My Faust #2, ROH, September 18
|Angela Gheorghiu as Marguerite in Faust at Royal Opera House, September 18 - curtain call|
Faust at ROH, first night. This is Faust #2 for me and if I think back to the dress rehearsal, #2 was better in terms of general feeling, the connections between the characters and the power of music. There were some small changes here and there, the one that I enjoyed most begin Faust&Marguerite's duet in a proper, romantic posture, sitting on the steps of the house (not lying on them which must have been pretty uncomfortable) and less hugs and kissing. There’s still the issue I have with pulling up her skirts at end of this duet as in my mind it doesn’t match the idea of a perfect, inocent first date. But maybe it’s just me.
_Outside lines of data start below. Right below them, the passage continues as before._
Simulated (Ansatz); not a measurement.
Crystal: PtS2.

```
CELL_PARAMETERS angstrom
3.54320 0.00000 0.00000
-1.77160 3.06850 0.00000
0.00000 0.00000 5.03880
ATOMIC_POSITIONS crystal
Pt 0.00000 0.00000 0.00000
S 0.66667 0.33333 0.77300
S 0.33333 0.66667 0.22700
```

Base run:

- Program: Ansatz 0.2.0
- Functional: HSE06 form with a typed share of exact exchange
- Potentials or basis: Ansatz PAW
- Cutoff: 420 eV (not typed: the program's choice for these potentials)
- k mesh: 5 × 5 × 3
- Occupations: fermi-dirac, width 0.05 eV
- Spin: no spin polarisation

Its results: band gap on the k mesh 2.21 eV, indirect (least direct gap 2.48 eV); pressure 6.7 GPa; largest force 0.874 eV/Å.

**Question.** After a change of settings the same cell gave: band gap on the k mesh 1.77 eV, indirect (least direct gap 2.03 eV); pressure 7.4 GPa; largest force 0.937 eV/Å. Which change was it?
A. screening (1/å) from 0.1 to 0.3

The church scene was impressive, with Marguerite’s prayer and the scary curse cast by Mephistopheles. David McVicar chose to put this scene at the beginning of act 4, not in the end, after Valentin’s death. I still like a lot the last 15 minutes. I can stand through the entire opera several times only to listen to that part. Because you get to a point where everything explodes. There’s something in that dim atmosphere, holiness after an entire act in the devil’s realm, there’s Marguerite’s “Anges purs, anger radieux”. That was the moment I loved Angela’s voice (with all the colors, emotions and rising intensity contained in it) and acting best. Such a pity that this part is so short. The accelerated pulse was a sign that I really enjoyed everything, from the moment she got on stage in the fifth act to her death and last notes of the orchestra.
I liked that Vittorio Grigolo was … less exuberant than the previous performance (Faust only gets younger but he still has the mind of a grown up man, right?) and more focused on singing. I felt the need of more involvement from his side in "Salut demeure chaste et pure". This aria is about love. It should sound like that. While watching his Faust, I had a vision of his Des Grieux, that young, jumping-up-and-down character in the beginning of the opera. Well… But all in all he was ok, without convincing me as he did in Manon last year.
Hvorostovsky seemed a little bit stiff. Somehow more concentrated on himself than on interacting with the others. Nice voice, not very powerful but I already knew that from his Onegin in Vienna. Glad to see him again on stage. And speaking of Vienna, the power and emotion delivered by the chorus after Valentin’s death in that 2008 Faust was simply amazing and above what I heard last evening.
Rene Pape was Mephistopheles, frightening, devilish, funny when wearing the dress in act four. He appears and disappears in key moments and changes the lives of the people that get in touch with him. He even managed to keep the tempo in the second act when the orchestra and chorus were on different bars. Loved the voice and the character he created.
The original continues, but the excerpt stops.